The short answer
A language model predicts the most likely output. Trained on the whole web, the "most likely" landing page is the average one - so when you ask for "a clean, modern site", it hands back the pattern it has seen ten thousand times. That average has a recognizable shape, and once you notice it you see it everywhere.
The tells of the AI default
- A centered hero with one big headline and a subhead.
- An "eyebrow" pill or badge above the headline.
- A gradient accent word in the middle of the title.
- Three feature cards with small icons.
- Pill-shaped buttons and rounded-everything, on a near-white or near-black ground.
None of these are wrong on their own. The problem is the combination is a default, so a site built entirely from defaults reads as generic no matter how polished it is.
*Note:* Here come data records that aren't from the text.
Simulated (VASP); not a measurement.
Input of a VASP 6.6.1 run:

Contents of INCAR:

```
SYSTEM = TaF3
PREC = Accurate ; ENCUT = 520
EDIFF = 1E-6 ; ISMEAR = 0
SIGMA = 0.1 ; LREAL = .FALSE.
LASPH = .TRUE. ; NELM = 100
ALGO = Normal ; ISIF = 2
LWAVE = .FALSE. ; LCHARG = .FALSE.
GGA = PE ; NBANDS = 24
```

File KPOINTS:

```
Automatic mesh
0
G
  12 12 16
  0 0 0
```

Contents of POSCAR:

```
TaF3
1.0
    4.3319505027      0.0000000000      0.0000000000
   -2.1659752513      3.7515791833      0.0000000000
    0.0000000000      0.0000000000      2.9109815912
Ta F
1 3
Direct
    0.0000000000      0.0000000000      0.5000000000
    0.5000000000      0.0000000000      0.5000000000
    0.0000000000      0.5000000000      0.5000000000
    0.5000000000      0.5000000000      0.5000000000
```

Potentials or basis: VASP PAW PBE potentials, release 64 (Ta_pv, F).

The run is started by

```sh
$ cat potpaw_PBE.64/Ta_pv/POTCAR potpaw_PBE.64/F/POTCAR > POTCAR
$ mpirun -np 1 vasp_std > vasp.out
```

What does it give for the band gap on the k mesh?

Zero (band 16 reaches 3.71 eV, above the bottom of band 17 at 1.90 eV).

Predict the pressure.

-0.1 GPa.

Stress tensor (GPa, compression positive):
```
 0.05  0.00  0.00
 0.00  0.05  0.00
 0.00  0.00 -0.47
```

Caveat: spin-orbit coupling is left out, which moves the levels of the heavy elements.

Why "make it look better" does not fix it
Adjectives like "modern", "clean" or "premium" don't move the model off the average, because the average already looks modern and clean. To get somewhere specific you have to give the model something specific: real colors, real fonts, a real layout to work from.
How to break out of it
- Pick a site whose look you actually like.
- Pull its real style with the style extractor - exact colors, fonts, type scale and tokens.
- Paste that into your AI along with an instruction to apply the direction to your own content, and to avoid the default patterns above.
- For repeatable results across projects, capture references into taste profiles with the extension and feed them to your AI over MCP.
The fix is grounding. Once the model is building from concrete references instead of the mean, the output stops looking like everyone else's.